A landscape image of an oil rig site with a grassy hillside and blue sky.
An oil drill site

Oil and metal ores are finite resources and will eventually run out; as they become less available, the cost rises and more land is destroyed in an attempt to find more. Designers, scientists and engineers are constantly looking for new ways of producing products without harming the environment - for example, using rechargeable batteries rather than increasing the amount of batteries that need disposal, or creating products out of renewable resources such as fast-growing bamboo or recycled metals.

Production of electronic and mechanical components can produce a range of materials that are dangerous to dispose of, such as lead, mercury and cadmium. The Restriction of Hazardous Substances (RoHS) is a UK law that restricts the use of hazardous substances and controls the disposal of unavoidably used materials. Designers need to be aware of these restrictions when designing new products. The Waste Electrical and Electronic Equipment Directive (WEEE) aims to control the disposal of products after consumers have used them - for example, how dangerous materials, such as mercury, are disposed of.

Whenever environmental impact is to be reduced, ‘the 6 Rs’ can be addressed to ensure an in-depth analysis has been done. The 6 Rs can be considered by the designer, the manufacturer and the consumer to reduce the negative impact on the environment.

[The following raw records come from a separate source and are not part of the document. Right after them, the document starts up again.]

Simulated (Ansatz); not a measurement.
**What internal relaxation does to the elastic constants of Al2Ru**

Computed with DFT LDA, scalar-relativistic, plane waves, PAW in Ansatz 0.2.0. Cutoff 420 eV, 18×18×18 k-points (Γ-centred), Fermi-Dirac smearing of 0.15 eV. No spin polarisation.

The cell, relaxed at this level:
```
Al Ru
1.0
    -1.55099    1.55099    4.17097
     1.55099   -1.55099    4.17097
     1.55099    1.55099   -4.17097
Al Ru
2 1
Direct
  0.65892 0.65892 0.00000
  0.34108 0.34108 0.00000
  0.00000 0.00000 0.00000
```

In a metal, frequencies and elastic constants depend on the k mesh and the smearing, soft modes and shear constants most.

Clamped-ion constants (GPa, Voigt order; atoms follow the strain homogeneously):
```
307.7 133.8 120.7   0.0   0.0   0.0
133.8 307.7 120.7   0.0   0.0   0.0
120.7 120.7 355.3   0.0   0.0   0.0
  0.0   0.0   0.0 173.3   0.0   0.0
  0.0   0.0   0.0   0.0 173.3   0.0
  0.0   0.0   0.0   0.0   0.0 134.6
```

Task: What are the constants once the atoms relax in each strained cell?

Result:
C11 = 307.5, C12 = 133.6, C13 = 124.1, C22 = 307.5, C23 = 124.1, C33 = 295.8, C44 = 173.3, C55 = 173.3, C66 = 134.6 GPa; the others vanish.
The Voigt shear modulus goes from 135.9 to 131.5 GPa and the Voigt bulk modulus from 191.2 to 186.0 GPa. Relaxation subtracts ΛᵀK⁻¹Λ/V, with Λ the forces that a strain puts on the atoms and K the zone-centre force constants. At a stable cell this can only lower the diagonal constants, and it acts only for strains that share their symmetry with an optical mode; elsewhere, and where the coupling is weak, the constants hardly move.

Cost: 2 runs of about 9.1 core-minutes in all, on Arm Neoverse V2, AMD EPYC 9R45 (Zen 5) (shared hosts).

Environmental considerations for designers, and the 6 Rs

The 6 Rs, reduce, reuse, recycle, rethink, refuse and repair illustrated around a rubbish bin.
  • Reduce - Can the amount of materials used be reduced? Can the components be bought locally to reduce product miles?
  • Reuse - Can the electrical and mechanical products be reused for another purpose once a product is finished with?
  • Recycle - Can the electrical and mechanical products be disposed of correctly so that they can be recycled to create another product, like using circuit boards set in resin to make a decorative product?
  • Rethink - Can the way a product is made be redesigned so that less material is used?
  • Refuse - Is it feasible to refuse to upgrade electrical products if they are still working, rather than changing products as soon as an improved version is released?
  • Repair - When a product is broken, can it be repaired rather than discarded?